The Three Red Lines Will Trim China's Prosperity Sector Forever

China's central bank says property developer Evergrande Group failed to act judiciously in the face of changing market conditions. However China's three red line rule all but guarantees there will be dozens of defaults. This is because China's biggest real estate developers haven't followed good business practices.

China's consumers put around 75% of their wealth in real estate and it's a ticking time bomb of a shadow based economy.

The problems enveloping Evergrande, which has eyewatering total debts of $305bn -- but that's nothing compared to all the developers that will go bankrupt together in 2022.

It's not complicated. One third of China's property developers will struggle to repay their debts in the next 12 months, according to a new report, as the sector reckons with increasingly serious headwinds from falling sales, restricted access to credit and a wider downturn. This will sour Chinese sentiment around real estate for an entire generation and could in theory lead to a real estate correction globally. Sentiment is contagious in a world of social media.

Contagion is real. The financial contagion sweeping through the sector represents a serious risk for China – and the global economy – as its investment and construction driven model of growth begins to creak under the strain of mind-boggling debts. China's debt-based economy is, in some degree, a house of cards.

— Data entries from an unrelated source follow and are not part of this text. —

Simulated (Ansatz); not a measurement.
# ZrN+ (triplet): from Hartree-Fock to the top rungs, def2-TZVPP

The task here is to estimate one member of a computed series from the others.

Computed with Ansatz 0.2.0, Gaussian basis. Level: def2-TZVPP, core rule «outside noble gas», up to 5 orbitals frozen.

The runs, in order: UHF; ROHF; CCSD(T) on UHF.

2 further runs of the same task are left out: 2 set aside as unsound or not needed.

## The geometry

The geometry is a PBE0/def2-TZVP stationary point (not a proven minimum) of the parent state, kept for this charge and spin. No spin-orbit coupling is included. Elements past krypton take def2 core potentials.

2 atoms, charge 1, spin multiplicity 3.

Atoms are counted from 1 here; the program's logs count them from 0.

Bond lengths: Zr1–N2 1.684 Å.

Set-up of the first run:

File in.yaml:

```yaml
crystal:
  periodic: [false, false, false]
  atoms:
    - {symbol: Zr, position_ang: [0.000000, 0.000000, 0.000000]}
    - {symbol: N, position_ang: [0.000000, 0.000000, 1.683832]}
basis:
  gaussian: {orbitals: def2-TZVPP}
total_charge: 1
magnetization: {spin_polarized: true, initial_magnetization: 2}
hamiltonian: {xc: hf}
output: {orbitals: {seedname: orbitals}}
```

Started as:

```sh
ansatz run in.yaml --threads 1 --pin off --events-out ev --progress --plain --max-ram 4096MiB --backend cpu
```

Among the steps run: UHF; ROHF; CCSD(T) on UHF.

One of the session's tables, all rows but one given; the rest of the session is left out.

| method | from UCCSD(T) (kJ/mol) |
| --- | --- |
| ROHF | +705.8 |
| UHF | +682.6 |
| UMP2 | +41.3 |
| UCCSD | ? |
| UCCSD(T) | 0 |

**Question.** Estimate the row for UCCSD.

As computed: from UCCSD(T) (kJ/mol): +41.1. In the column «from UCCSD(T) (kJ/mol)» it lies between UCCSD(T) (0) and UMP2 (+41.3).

Three red lines and China real estate – in sixty seconds

  • China's new 'three red lines' policies for the real estate sector will likely drive a wave of credit reratings for developers and open up opportunities for bond investors;
  • In short, the policies amount to forced deleveraging to improve financial health for the real estate sector;
  • The government is moving to address debt build-up in the sector and there is high confidence in the scope of these policies;
  • Future access to financing will be predicated on developers' adherence to strict criteria including liability to asset ratio (excluding advance receipts) of less than 70%, net gearing ratio of less than 100%, and cash to short-term debt ratios of more than 1x.

With regulations comes a great burden of responsibility for Chinese leaders. Common Prosperity also has a price.

  • China has suffered housing market downturns before but this one is set to be "unusually intense", S&P said.
  • Fears about a fast-spreading contagion in the US$5 trillion property sector have sparked a sell off of bonds from Chinese developers and 2022 will be pretty dire, to be realistic.

Although Evergrande has emerged as the symbol of the debt-laden structure with liabilities of $300bn at home and abroad, the Chinese property sector as a whole owes an estimated $5 trillion, according to analysts at Nomura.

It's not just Evergrande, it's so many others and quite a few of the major ones as well. Real estate and affordable housing has become a global issue for young consumers. Churn of the Middle Class is occurring at an astounding rate. Wealth inequality is the real world GenZ grows up in, not just environmental uncertainty. Chinese GenZ are laying flat for a variety of reasons. The U.S. has no intention of making 'common prosperity' a priority any time soon.

In China, property companies must come up with $92bn as bond payments mature in the next year. There's growing alarm that the liquidity crisis at Evergrande will spill over to other developers as President Xi Jinping maintains measures to cool the property market. Fears of contagion risks intensified this month after a surprise default by Fantasia Holdings Group Co. spurred a dramatic selloff in the offshore market.  The domino effect could be immense since Chinese consumers have been misled to put all their eggs in one basket. It's a massive pyramid scheme.

S&P said: "In the most severe scenario, the liquidity of as much as one-third of rated Chinese developers will come under pressure. The entities most at risk are overwhelmingly rated 'B-' to 'B+'. Over 50% of our rated portfolio of Chinese developers falls into this ratings category."

Capital Economics warned this week that China's manufacturing and construction sectors were "on the cusp of a deeper downturn that could pull down China's growth to just 3% next year". We have to be realistic that the chip sector, supply chain disruptions, Delta plus and China's real estate crisis are not going away any time soon. The equity market bubble won't last forever.

The state of the property market, which accounts for about 25% - 35% (estimates vary) of the Chinese economy, makes for an alarming backdrop to these problems. Since consumers have 75% of their wealth in real estate, a crash could cause social upheaval. The Chinese stock market has already lost much of its value suddenly due to a torrent of regulatory announcements. The barrier to move funds for Chinese in mainland China is significant.

 Home sales by value tumbled 16.9% in September from a year earlier, after a 19.7% drop in August, according to Bloomberg calculations based on official data released last Monday. This doesn't truly blow up until the end of 2021 or sometime in 2022.

Chinese developers are facing a "triple whammy" with dwindling access to offshore financing, "catastrophic" September pre-sales and a limited onshore banking market. Economic karma is quickly arriving for China. You pay to grow too fast in gimmick debt-based ponzi schemes. How does the story actually end? It could put China back ten years.

There are a number of stocks that could be impacted and have already felt the bizarre impact of dwindling sentiment and a dire future in real estate. To pretend that this does not impact the global economy is also naïve. For China, this is only the beginning. This year has seen the longest slump since 2015 in new construction starts, while property sales by floor area dropped 15.8% in September, the third monthly decline in a row. New mortgages are down 9% this year.